8

I have never known there to be a difference, until stumbling upon Papa John's extras menu where pepperoncini is listed separately from banana peppers.

When shopping, usually I find the names to be interchangeable. For example, if you go to Subway here in the US and ask for pepperoncini or banana peppers, the sandwich maker will grab the same vegetable.

What is the difference then, if there is any?

5

I find them to be quite different, actually.

The pickled banana peppers you find at sandwich and salad bars are usually cut in rings. They have a sour but quite sweet flavor that I like a lot. I don't usually define these as being "hot" at all. They have thicker flesh than pepperoncinis.

Banana peppers in bowl

I could eat these things all day. They have a really pronounced flavor, too, that often overpower any other flavors in a dish.

On the other side, you have pepperoncinis... These I also will eat but I don't find them to be nearly as sweet as banana peppers. They also seem to be more bitter. I nearly always find them served whole, often in a salad (as you find at Olive Garden) or with a pizza.

Pepperoncini peppers

The descriptions of them here seem to corroborate my feelings:

Banana Peppers:

  • Have a heat level ranging from 0 to 500 SHU
  • The skin is often smoother and thicker
  • The end edge is pointier
  • The taste is mild, sweet, and tangy.

Pepperoncini:

  • Have a heat level ranging from 100 to 500 SHU
  • The skin is often wrinkled and thinner
  • The edge is more bulbous
  • The taste is also mild and sweet, but slightly tangier and a little bit more bitter.

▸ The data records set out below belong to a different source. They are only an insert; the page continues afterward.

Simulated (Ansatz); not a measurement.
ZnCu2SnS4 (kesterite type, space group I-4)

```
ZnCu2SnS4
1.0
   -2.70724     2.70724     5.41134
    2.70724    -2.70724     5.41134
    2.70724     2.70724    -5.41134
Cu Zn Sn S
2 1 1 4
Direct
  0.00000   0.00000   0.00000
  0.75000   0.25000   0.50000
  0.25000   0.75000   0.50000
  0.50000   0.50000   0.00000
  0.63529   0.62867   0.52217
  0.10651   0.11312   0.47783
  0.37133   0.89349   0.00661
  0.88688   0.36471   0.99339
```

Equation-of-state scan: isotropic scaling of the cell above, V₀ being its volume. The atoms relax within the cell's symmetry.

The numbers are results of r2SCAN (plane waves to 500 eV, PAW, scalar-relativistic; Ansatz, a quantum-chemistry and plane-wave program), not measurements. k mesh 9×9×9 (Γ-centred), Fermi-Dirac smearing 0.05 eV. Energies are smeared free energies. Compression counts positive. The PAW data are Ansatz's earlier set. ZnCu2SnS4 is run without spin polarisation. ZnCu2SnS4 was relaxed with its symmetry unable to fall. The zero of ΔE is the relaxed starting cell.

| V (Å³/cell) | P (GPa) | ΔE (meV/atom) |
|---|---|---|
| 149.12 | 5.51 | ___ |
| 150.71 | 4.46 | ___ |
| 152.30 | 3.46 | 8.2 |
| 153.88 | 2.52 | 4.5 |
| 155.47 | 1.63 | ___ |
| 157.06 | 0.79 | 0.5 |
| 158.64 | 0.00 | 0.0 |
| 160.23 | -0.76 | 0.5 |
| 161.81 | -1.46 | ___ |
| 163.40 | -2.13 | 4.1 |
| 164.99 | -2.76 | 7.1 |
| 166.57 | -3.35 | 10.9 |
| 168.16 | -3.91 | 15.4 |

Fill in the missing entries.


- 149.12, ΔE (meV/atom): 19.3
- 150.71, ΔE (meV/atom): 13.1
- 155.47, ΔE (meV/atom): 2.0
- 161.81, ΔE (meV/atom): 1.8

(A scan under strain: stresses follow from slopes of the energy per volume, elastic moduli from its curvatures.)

My guess is that Subway only has one or the other (banana peppers, it's pretty obvious to me and what they also say on their website) but they know that people tend to use the terms interchangeably, so they don't argue with you when you ask them for "pepperoncini" and all they have are banana peppers. They reach for "the same vegetable" because they only have the one.

Papa Johns offers both, which is why they have both on the menu. If you ask for one pizza with one half with one and the other half with the other, you will get two different things... though based on their website, you can get banana peppers as a topping while you get pepperoncini as an "extra" meaning it's not cooked onto the pizza, it's served on the side. If you asked, they'd likely be willing to do put the pepperoncini on the pizza but it's not their standard practice.


Possibly worth noting that I'm pretty sensitive to bitter flavors, which may explain why I can tell more of a difference between the two.

  • 1
    BTW, these two peppers are very different if you get them fresh. Banana peppers are long, skinny, and very fruity. Pepperoncini are small, darker, wrinkled and distinctly bitter. It's the pickling process that makes them taste and look almost the same. – FuzzyChef Oct 13 '17 at 19:39
0

There isn't much of a difference really, they are distinct varieties but they look very similar, taste very similar and have a similar heat level so you'd be forgiven for thinking they are the same. Pepperoncini peppers are slightly hotter than banana peppers overall and you can tell them apart - pepperoncinis are wrinklier than banana peppers, which have pointier ends.